The new lane management since EEP16 has completely changed the habits acquired since the previous versions when it came to curving, bending or adopting a particular shape for curved lanes. We now have additional properties at our disposal that give us much greater construction possibilities.
We will detail each type of curve proposed in EEP16. As we can see in the image below, no less than 6 types of curves are offered in the drop-down list. For each type of curve selected, different properties will appear in the Characteristics frame:
Note : Dans EEP16, la Clothoïde est disponible à partir du plugin 1 et la courbe Spline à partir du plugin 4.
Important : before tackling the different types of curves, each parameter modified in the Start of position frame of the track properties window has an impact on the configuration of the track and the parameters specific to each type of curve.
The different types of curves
The arc is a completely flat section of track which can’t have a slope. Three parameters: angle, length, radius are used among the following three double-combinations:
Angle + length
By entering a positive value in the Angle input box, the track is bent to the left.
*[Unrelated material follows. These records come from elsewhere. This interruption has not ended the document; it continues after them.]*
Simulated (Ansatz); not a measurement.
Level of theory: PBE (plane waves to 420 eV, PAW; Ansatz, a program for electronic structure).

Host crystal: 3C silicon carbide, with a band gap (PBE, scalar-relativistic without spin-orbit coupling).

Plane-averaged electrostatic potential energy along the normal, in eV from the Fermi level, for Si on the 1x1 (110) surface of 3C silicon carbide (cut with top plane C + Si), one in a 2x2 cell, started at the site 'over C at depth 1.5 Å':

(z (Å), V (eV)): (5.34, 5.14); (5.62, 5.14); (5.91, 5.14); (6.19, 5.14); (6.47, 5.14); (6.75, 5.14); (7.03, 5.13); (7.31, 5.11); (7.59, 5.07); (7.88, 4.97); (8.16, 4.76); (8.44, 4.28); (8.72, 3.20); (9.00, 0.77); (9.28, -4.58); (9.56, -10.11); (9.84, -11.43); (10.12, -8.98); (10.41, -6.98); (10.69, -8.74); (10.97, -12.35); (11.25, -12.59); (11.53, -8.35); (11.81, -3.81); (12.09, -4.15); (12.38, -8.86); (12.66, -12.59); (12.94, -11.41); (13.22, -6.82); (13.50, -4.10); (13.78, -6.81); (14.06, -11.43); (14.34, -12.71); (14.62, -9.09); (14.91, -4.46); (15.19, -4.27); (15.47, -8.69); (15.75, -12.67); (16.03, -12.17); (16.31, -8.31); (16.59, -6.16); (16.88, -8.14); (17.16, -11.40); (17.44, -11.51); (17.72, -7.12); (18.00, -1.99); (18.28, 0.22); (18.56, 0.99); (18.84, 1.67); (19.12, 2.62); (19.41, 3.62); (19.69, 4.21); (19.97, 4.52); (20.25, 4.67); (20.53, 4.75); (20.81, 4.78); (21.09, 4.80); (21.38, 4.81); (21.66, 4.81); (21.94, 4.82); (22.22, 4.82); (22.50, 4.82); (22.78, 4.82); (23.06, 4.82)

Conversely, to bend the track to the right, enter a negative value in the Angle input box.
Angle + radius
Here, the angle is still positive 9 ° and EEP automatically calculated a radius of 381.97 meters. Why 381.97? This figure corresponds to the trigonometric calculation of a curved section with an angle of 9 ° for a given length of 60 meters.
If you enter a negative angle of 9 °, EEP will always calculate a radius of 381.97 meters. To understand, imagine a full circle. Our section of track is only a small part of the total circumference of the circle. Indeed, regardless of the direction, for a length of 60 meters and a positive or negative angle of 9 °, the radius will always be 381.97 meters
Length + radius
We always have a radius of 381.97 meters for a given length of 60 meters. Now we are going to enter a new length of 90 meters in order to get a bigger radius because we want to build a rail line used by faster trains.
Well, the radius value has remained the same. Why ? quite simply because we have chosen to make the modification in the 3rd pair Length + radius! This makes sense since we are asking EEP to change the length while keeping the same radius! So this is not the right solution to build a rail line dedicated to faster trains.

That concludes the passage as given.